Social Exchange Theory

Sherry J. Holladay

Social exchange theory generally conceptualizes interaction as a series of social exchanges that explain the development, maintenance, and deterioration of interpersonal relationships. The underlying explanatory mechanism is the value that participants place on the symbolic and material behaviors that constitute the relationship relative to other relationships. Exchange behaviors, including one’s own relational investments and outcomes, are evaluated subjectively in terms of rewards and costs. Relationship management decisions are made based on the assessment of costs relative to benefits. This entry first describes the principles of social exchange theories and then describes how these are reflected in current approaches to corporate reputation.

Principles of Social Exchange Theories

In general, social exchanges can be viewed as analogous to economic exchanges that are negotiated between people who pursue their own self-interests. Both parties must be relatively satisfied with the outcomes of the exchange, or perceive a lack of alternatives for obtaining the desired resources obtained through the exchange, for the exchange to continue. Economic exchanges typically are evaluated more objectively and are less emotionally attached to the specific exchange partners. In contrast to economic exchanges, social exchanges may seem less rational and involve material or symbolic resources or rewards, such as love, status, social approval, respect, information, and goods, that vary in their perceived value for different individuals. A person may ascribe greater significance to some resources over others and place greater value on the resources provided by particular exchange partners. An interpersonal relationship develops through the exchange of resources that are sufficient to satisfy the interactants’ needs and induce them to continue the social exchange.

Internal social cognition processes are central to relational decision making in social exchange theories. Individuals’ perceptions, expectations, evaluations, and mental calculations of rewards and costs are subjective and occur at the intrapersonal level. Though each relationship can be evaluated in terms of its unique cost-benefit ratio relative to resource acquisition, each relationship also exists within a larger constellation of relationships developed by the focal individual. Hence, the outcomes derived from a relationship can be compared with past and current relationships (a comparison level) as well as relationships that may be cultivated in the future (a comparison level of alternatives). This means that satisfaction with the resources obtained through a specific relationship can be affected by a person’s current and potential access to a larger network of relationships that also can provide the desired rewards. Social exchange theories predict that relationships will be maintained when the perceived rewards of engaging in those exchanges outweigh the perceived costs and/or there is a dearth of options for securing the desired resources.
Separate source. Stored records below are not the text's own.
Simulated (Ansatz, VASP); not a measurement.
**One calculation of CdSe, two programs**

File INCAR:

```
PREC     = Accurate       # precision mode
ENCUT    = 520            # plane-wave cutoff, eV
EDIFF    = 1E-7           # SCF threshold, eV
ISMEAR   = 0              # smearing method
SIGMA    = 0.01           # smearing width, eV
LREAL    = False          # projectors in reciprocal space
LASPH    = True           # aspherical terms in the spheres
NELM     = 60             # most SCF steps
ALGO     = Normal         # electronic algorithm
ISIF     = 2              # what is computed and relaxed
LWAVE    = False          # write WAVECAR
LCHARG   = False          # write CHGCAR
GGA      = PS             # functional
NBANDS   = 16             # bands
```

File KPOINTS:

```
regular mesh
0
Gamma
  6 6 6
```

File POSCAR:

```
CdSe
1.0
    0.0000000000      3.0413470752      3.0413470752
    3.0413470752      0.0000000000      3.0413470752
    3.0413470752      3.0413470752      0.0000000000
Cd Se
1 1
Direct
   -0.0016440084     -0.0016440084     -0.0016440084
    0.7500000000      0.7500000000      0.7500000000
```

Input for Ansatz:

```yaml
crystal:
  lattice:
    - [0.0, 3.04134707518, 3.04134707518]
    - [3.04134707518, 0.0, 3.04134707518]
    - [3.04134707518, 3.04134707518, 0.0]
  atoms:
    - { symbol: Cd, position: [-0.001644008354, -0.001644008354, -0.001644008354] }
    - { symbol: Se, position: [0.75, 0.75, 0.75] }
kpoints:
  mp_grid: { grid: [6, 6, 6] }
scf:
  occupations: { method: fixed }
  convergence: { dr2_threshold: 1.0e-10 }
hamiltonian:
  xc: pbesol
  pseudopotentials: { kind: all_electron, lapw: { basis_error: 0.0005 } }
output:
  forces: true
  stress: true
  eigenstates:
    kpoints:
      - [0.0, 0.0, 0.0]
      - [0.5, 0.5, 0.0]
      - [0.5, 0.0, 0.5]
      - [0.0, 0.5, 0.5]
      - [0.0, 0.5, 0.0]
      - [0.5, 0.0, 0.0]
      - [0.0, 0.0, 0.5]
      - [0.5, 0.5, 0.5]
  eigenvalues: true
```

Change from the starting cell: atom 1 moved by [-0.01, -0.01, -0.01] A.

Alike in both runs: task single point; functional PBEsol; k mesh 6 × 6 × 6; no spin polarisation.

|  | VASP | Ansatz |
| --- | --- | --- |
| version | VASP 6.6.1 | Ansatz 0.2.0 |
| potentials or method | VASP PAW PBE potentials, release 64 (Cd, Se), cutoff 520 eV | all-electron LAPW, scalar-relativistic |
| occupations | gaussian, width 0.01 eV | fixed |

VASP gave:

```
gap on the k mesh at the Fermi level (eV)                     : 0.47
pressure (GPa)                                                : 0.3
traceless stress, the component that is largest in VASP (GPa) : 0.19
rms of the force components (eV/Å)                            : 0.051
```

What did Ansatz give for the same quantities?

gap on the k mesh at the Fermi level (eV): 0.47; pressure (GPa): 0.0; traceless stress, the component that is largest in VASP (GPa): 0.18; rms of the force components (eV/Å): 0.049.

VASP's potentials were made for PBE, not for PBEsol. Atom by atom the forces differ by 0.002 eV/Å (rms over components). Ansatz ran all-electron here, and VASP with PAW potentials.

Although they are intuitively appealing, social exchange theories can be difficult to apply for several reasons. Exactly what tangible and intangible resources and rewards are being exchanged is not always obvious to observers. Moreover, interactants also may find it difficult to articulate these investments and outcomes that are presumed to be associated with relational satisfaction. Social exchanges are jointly constructed and can change over time. This means that both parties in an exchange relationship make individual-level decisions about their relational satisfaction. Either party may decide to end the exchange based on their perceived cost-benefit ratios. Additionally, the relational costs and benefits also can fluctuate over time. Exchange theories also can fail to account for “irrational relationships,” where people remain in seemingly costly relationships (e.g., those that seem physically and emotionally abusive) that offer few rewards. Examining an individual’s entire network of relationships, along with the cognitive processes that presumably underpin relationship decision making, is a highly complex task. In spite of these challenges, the principles associated with social exchange theories continue to influence our approaches to understanding interpersonal relationship processes as well as person-organization relationship processes.

Implications for Corporate Reputation

The explanatory mechanisms underlying social exchange theories are evident in conceptualizations of corporate reputation as well as in approaches to cultivating positive reputations through stakeholder relationship management. Corporate reputations comprise the perceptions and evaluations stakeholders ascribe to corporations and/or their interactions with corporations. As with interpersonal relationships, social cognition processes provide the framework that guides the real or imagined exchanges with the corporation.

Ostensibly, stakeholders are motivated to initiate exchange relationships with corporations because they desire a resource—that is, a product or service—and understand that they must contribute to the relationship via money and/or support to obtain that resource. As in interpersonal relationships, weighing one’s contributions to as well as one’s outcomes from the exchange entails a subjective evaluation. The subjective nature of evaluations explains why some consumers are willing to pay exorbitant prices for so-called prestige products and why some consumers hold higher expectations from customer service. Stakeholders who aspire to an exchange relationship with a corporation (e.g., hope to one day afford a Jaguar car or a Norwegian cruise) can imagine or vicariously experience a positive exchange experience. Stakeholder assessments of exchange satisfaction, which are likely to extend beyond the physical product or service to include its symbolic value, as well as perceived alternatives for securing the desired resource, affect decision making about whether to maintain or terminate the relationship with the corporation.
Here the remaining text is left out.